The age-old tale of a man trying to track down his first car... one piece at a time.
Forty years ago, Derek Carroll, now 61, of Edinburgh, Scotland, sold his beloved 1965 Chevrolet Impala sedan, and a couple months ago, he posted a picture of the car on Facebook to see if anyone knew the car's current whereabouts. Within 20 minutes, Carroll had a lead on the car, but it wasn't the news he was looking for.
As it turns out, the car had become a donor vehicle to transform the front clip into a barbecue pit, and identifying that this was his old car was made easy thanks to the fact that the original license plate was still attached to the bumper. Sadly, the person who contacted him with information said that he had sold the unique barbecue grille and was not able to contact the subsequent buyer. So Carroll is continuing his quest to locate his beloved Impala – even if it's just the front end.
"I hadn’t been actively searching for it. I had put a photo of the car on an Edinburgh FB page and 20 minutes later a local guy contacted me saying he had owned the front end of that car, converted it into a barbecue and sold it to someone in York. All this happened in the last 2 months. No information on it so far."

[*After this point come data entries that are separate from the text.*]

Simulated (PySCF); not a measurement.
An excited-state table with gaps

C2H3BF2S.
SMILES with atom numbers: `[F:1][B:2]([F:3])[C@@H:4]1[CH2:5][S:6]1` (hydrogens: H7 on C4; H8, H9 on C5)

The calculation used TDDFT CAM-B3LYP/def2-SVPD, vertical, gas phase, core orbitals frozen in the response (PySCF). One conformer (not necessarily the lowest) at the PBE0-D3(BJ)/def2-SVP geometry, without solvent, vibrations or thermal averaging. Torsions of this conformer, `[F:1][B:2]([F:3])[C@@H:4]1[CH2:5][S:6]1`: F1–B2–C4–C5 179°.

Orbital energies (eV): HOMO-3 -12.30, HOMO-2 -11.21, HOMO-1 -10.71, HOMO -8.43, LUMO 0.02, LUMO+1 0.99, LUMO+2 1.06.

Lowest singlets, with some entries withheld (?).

Why is a barbecue pit made from the front end of a '65 Impala so special, you ask? In 1976, Carroll, then 17, made what he felt was a lowball offer of £100 (equivalent to about £724/$872 USD in 2020), and he was surprised when the owner of the '65 Impala agreed to the price. Like many of us, Carroll made fond memories in his first car, but in 1980, he made the decision to sell the car to pay for his wedding. At least he made a profit on the car with a sale price of £400 (about £1,726/$2000USD today).